[Zope-CVS] CVS: Products/FieldedTextIndex - index.py:1.10
test.py:1.8
Casey Duncan
casey at zope.com
Mon Jan 19 01:46:00 EST 2004
Update of /cvs-repository/Products/FieldedTextIndex
In directory cvs.zope.org:/tmp/cvs-serv8815
Modified Files:
index.py test.py
Log Message:
Refactor to support default weights and new weighting semantics. Drop support operator support for queries.
=== Products/FieldedTextIndex/index.py 1.9 => 1.10 ===
--- Products/FieldedTextIndex/index.py:1.9 Sat Jan 17 00:20:35 2004
+++ Products/FieldedTextIndex/index.py Mon Jan 19 01:45:54 2004
@@ -30,9 +30,9 @@
from Products.ZCTextIndex.SetOps import mass_weightedIntersection
from Products.ZCTextIndex.okascore import score
from BTrees.IOBTree import IOBTree
-from BTrees.IIBTree import IIBTree, IITreeSet, IIBucket
+from BTrees.IIBTree import IIBTree, IITreeSet, IIBucket, IISet
from BTrees.IIBTree \
- import weightedIntersection, weightedUnion, multiunion, difference
+ import weightedIntersection, multiunion, difference, intersection
try:
from Products.PluginIndexes.common.PluggableIndex \
@@ -57,13 +57,11 @@
manage_main = DTMLFile('www/manageIndex', globals())

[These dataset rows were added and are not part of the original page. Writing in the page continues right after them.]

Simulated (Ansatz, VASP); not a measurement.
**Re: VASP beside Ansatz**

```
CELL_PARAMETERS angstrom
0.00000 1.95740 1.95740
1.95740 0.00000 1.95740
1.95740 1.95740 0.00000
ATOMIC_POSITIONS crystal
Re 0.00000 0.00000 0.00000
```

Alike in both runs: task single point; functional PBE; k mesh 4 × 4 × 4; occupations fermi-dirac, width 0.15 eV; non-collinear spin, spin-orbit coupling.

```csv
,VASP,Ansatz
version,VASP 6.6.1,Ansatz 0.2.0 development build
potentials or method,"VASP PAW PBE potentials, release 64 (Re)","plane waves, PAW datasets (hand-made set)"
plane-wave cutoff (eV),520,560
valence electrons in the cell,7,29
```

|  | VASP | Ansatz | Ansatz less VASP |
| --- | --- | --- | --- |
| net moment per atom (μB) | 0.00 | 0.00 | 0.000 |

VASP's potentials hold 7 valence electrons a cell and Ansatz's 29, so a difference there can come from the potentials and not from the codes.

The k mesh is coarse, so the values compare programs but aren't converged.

manage_weights = DTMLFile('www/manageWeights', globals())
- query_options = ['query', 'operator', 'fields', 'field_weights']
+ query_options = ['query', 'fields', 'field_weights']
security = ClassSecurityInfo()
security.declareObjectProtected(Permissions.manage_zcatalog_indexes)
- _default_weights = {}
-
def __init__(
self, id, source_name=None, lexicon=None, extra=None, caller=None, ):
"""Fielded text index constructor
@@ -99,6 +97,7 @@
# number of fields (probably several hundred max) and it will be
# changed infrequently
self._fields = []
+ self._default_weights = {} # map weight => fieldids
## Index specific methods ##
@@ -120,20 +119,25 @@
for convenience when setting from a form. Note that fields can be
assigned weights before objects with those fields have been indexed.
"""
- defaults = {}
- for name, weight in weights.items():
- fieldid = self._field_id(name)
- weight = int(weight)
- if weight != 1:
- defaults[fieldid] = weight
- self._default_weights = defaults
+ self._default_weights = self._mapWeights2Fields(weights)
+
+ def _mapWeights2Fields(self, weights):
+ weights2fields = {}
+ for fieldid, fname in enumerate(self._fields):
+ weight = weights.get(fname, 1)
+ if weight in weights2fields:
+ weights2fields[weight].insert(fieldid)
+ else:
+ weights2fields[weight] = IISet((fieldid,))
+ return weights2fields
security.declareProtected(Permissions.search_zcatalog, 'getDefaultWeights')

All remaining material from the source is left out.